The Art of the Louvre’s Tuileries Gardens is a compilation of more than four centuries of compelling work by artists in the pre and post-Impressionism era, a bevy of sculptures, paintings, and photographs never before seen in the United States that portrays the political and social origins of the green space surrounding the Louvre.
Nine life-size sculptures that stood tall in the outdoor gardens in the French capital for centuries are included in the exhibit at the Toledo Museum of Art that opens Thursday and runs through May 11. These include Hercules Battling Achelous as Serpent, a 19th-century depiction of the mythical hero’s battle with the reptile by sculptor Francois Joseph Bosio, and Hamadryad, a 17th-century sculpture by Antoine Coysevox.
PHOTO GALLERY: Click here to see more from the exhibit
The gardens were more often than not a subject for painters hungry to transport their visions to canvas. Place du Carrousel, Paris, 1900 is one of 28 views that famous French Impressionist Camille Pissaro painted of the Tuileries Gardens from a hotel room overlooking the park. The buildings depicted in the painting are part of the Louvre.
Pissarro’s composition, one of several in Toledo’s exhibition, is meant to capture the bustling activity of Paris.

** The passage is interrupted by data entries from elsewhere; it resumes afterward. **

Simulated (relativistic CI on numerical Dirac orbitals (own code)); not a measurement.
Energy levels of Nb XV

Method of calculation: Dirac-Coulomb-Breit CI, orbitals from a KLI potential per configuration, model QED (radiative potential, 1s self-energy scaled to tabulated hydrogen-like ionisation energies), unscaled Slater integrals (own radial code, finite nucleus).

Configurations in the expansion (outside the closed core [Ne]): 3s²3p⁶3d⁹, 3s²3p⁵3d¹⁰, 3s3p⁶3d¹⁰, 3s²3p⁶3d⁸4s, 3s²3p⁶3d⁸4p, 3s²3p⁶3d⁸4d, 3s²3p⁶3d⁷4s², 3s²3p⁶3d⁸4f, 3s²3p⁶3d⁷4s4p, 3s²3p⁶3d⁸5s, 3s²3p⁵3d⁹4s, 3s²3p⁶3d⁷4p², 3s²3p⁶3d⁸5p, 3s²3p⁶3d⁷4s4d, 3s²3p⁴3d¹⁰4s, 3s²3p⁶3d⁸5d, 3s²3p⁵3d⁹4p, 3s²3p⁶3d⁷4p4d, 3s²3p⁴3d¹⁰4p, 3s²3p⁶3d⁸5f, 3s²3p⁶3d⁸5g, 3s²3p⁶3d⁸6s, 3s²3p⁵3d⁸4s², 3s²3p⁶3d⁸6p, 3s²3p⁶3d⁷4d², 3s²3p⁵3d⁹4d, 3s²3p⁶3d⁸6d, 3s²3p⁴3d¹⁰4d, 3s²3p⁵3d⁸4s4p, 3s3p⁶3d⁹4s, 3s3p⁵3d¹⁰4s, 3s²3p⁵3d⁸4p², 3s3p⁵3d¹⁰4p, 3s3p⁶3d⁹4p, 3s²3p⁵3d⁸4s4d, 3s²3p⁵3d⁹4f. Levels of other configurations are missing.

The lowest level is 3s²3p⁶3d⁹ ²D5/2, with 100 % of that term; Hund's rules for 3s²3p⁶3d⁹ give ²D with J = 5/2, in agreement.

The gardens in the early centuries were a place of meditation and both political and personal fanfare for kings and other French royalty. Etchings capture the aristocratic grandeur of the French and life in the gardens.
The painting The Louvre in the Era of Napoleon III by 19th-century artist Victor Chavet exemplifies the reign of the French emperor when he came into power in 1799 and his connection to the Tuileries, which he made the official residence of the First Consul.